And then when I got home there was this sunset, which was also pretty, if not very Christmassy:

Meat Liquor – the famous Dead Hippie burger, and how I turned in to my dad.

The most hyped burger of the year in London, the one all these people are queueing for?

The Dead Hippie, at Meatliquor.  As ever, I’m late to the party.

In brief (long year, I’m tired): good enough burger.  Not the double-pattied nirvana the blogosphere promised, not a patch on this bad boy,  but tasty and carnal nonetheless.

Other highlights: the blue cheese dipping sauce that comes with the deep fried pickles.  (I hate blue cheese so I don’t say that lightly.)

The chicken in the chicken burger.  Brilliant texture, great crunchy coating, let down by a papery bun:

Deep fried pickles – conceptually great, executionally not quite: batter too soggy.

Onion rings – not quite crispy enough, again almost great.
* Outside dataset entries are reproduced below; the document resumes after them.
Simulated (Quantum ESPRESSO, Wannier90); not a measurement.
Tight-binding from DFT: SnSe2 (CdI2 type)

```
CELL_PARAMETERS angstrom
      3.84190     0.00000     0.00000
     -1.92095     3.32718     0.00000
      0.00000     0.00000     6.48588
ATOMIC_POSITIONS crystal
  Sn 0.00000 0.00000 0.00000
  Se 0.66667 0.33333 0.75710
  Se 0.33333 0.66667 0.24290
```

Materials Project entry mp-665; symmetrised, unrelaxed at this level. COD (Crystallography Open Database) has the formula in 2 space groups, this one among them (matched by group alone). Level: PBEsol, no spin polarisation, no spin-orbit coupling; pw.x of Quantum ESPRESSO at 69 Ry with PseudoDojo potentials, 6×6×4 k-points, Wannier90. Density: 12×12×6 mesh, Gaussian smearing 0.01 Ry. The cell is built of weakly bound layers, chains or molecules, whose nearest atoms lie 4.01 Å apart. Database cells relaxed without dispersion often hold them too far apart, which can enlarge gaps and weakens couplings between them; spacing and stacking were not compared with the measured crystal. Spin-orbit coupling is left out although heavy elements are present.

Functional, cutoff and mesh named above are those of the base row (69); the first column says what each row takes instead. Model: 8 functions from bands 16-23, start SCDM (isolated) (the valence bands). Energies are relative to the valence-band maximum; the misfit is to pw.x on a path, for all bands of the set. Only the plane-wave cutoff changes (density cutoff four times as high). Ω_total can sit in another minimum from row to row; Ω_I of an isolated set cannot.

A long, long time ago, when I was 12 and three quarters,  I went with my family for lunch to a groovy restaurant south of LA called El Ranchitos.  El Ranchitos was Californication-esque.  Grungy but not really grungy, dive-bar ish  but actually quite clean.  They played thumping loud 80s cock-rock, and more to the point they made mean burgers.

We’d been there a whole 5 minutes before my dad asked the hot tattooed waiter to turn the rock and roll down.  I can still remember the moritification my near-teenage self felt when the waiter said no, and my dad dragged us out of there.

Tonight, Matthew, I am my dad.  I can live with the Dexter-ish slaughter / blood themed decor at Meatliquor.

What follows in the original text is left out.